Bowling’s claim goes on to allege that more than 100 works by Bowling are being withheld and that the artist is owed £1.8 million ($2.4 million) in funds related to sales of his work. Bowling’s lawyer, Tim Bignell, claimed in the filing that the paintings being held by Hales are worth £14 million ($18.5 million). While the claim states that Bowling “believes them to be in Hales Gallery’s storage in London and New York,” it does not specify which works are allegedly being kept away from him.

“Regrettably, Hales Gallery has sought, and continues, to try to resist Mr Bowling’s claim in its entirety,” the suit alleges.

A representative for Hales Gallery did not respond to ARTnews’s request for comment.

The Evening Standard reported earlier this week that Bowling is being countersued by Hales Gallery, which has alleged that the 86-year-old artist’s sons launched a “concerted campaign” to sour the enterprise’s relationship with Bowling and his wife Rachel Scott. According to the countersuit, the artist’s sons, Ben and Sacha, had tried to “wrestle control” of Bowling’s legacy.

Bowling denied these claims in his statement, saying that they “misrepresent in the nastiest way my personal situation and family life.”

Bowling, who was born in 1937 in British Guiana and is based in London and New York, is known for semi-abstract paintings that allude to histories of colonialism. During the 1960s and ’70s, he made his most well-known series, known as the “Map Paintings,” which feature forms resembling continents transposed onto color fields. In 1971, Bowling wrote a now-famous essay for ARTnews called “It’s Not Enough to Say ‘Black Is Beautiful,’” which focuses the double standards facing Black artists of the era.
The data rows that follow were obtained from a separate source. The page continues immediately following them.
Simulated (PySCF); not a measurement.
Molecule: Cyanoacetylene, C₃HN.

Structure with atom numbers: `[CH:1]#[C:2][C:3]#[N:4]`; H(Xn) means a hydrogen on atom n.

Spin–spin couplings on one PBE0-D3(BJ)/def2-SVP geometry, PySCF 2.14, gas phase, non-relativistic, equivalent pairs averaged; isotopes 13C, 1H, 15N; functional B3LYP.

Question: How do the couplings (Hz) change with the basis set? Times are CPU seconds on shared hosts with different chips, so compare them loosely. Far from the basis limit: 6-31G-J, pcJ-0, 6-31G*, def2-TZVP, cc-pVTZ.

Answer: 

The artist’s work has seen a critical revival, thanks in part to appearances in major shows such as “Soul of a Nation: Art in the Age of Black Power 1963 – 1983,” which originated at Tate Modern in 2017 and continues to travel to venues around the world. He is currently represented by New York’s Alexander Gray Associates gallery and Los Angeles’s Marc Selwyn Fine Art.

The claims made in Bowling’s action recall ones voiced in a lawsuit filed in New York earlier this year by artist Howardena Pindell, whose work has sometimes been shown in the same contexts as Bowling’s art. Pindell filed suit against the N’Namdi family, whose galleries formerly showed her work, and she alleged that, by “operating through a maze of business entities,” its members were able to obscure information about the sales of her art.